So the final question is how will the undecideds break? My head tells me more towards Remain, and not just because of ‘conventional wisdom’. Those for whom Brexit could be sold on immigration and sovereignty are already voting to Leave. A lot of the undecideds are very conflicted – they like the idea of a European Union, but they hate what the actual EU looks like in practice. Mostly they really dislike the campaign Leavers have fought, but didn’t have much time for Project Fear either.

The decisive factor, to my mind? The economy, stupid.
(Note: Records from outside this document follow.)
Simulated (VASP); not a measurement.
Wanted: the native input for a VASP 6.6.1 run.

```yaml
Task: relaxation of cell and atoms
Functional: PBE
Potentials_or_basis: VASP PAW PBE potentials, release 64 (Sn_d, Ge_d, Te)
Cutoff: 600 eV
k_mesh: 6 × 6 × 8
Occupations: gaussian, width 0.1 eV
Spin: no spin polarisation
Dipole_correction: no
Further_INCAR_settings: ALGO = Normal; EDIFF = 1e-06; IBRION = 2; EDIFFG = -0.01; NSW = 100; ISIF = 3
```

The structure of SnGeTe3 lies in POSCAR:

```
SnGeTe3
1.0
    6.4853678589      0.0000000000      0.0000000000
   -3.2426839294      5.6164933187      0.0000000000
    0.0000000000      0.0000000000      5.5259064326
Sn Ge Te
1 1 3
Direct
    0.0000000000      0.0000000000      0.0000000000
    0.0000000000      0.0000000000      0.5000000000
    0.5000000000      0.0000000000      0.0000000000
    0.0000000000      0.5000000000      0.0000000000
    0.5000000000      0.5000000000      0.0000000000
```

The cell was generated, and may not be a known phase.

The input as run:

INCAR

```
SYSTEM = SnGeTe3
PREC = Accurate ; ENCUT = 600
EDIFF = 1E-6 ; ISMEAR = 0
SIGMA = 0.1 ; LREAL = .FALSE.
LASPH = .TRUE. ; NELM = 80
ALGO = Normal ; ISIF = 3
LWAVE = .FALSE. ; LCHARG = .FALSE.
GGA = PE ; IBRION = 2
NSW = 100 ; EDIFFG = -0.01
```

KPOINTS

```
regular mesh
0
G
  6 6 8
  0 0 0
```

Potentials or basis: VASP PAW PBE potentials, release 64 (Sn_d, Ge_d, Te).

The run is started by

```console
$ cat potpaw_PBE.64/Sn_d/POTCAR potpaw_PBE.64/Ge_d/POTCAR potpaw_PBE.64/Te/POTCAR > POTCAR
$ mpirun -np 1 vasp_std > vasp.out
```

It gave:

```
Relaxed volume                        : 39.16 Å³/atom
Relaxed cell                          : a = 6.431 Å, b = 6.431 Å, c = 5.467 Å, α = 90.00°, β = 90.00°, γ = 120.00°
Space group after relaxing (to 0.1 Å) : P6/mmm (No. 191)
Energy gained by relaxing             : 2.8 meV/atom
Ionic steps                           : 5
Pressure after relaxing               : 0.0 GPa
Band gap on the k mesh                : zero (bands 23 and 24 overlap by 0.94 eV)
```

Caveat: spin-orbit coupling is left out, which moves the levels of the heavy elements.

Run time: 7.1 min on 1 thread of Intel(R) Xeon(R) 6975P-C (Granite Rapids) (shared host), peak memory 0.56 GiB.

I don’t think Leave has sold the deal on the economy. In unguarded moments, Leave leaders have repeatedly acknowledged there will be a post-Brexit economic dip, and we all know politicians spin, so that means they think it’s going to be worse than that. Particularly among the 25-45s, where debts are higher, especially on mortgages, job security is lower, and the emotional pull of nationalism less, reasoning tells me they’ll break for Remain, maybe quite heavily.

I can smell a very definite shift of Tory undecideds and even soft Leavers to Remain here in the southern English shires, and I have today seen three posts on Facebook, two from paid up Tory Party members, explaining why they had moved from conflicted Leavers to sceptical Remainers. All cited the lack of a credible post-Brexit gameplan as being crucial.

I’ve also long wondered would there be a ‘silent majority’ factor in play. People keep their heads down when they know they’re in a minority surrounded by people who passionately disagree with them. Leavers have been more vocal and passionate throughout the campaign. It takes self-confidence and a serious command of political facts to argue with an enthusiastic Leaver in full flight. In working-class areas, in particular, I think those with doubts on the wisdom of leaving have just kept quiet.

In the secrecy of the polling booth, people can do things they never thought they’d do when they had to justify it to others. The Left discovered this to their cost in many Western countries in the ‘80s and early ‘90s. Could the nationalist Right be about to discover that now?

Either way, there will be at least a very significant minority of last minute undecideds breaking for Leave.

Given that, the biggest single factor affecting Remain’s chances is how much higher than normal turnout among the under 35s is. The young, most strongly in favour of the EU and most likely to be negatively affected by any post-Brexit economic crash, must take the responsibility of keeping the UK a member into their own hands.

And now the fate of the nation rests on crosses marked in wooden booths on little bits of paper, and the soft rustling of ballot papers being counted.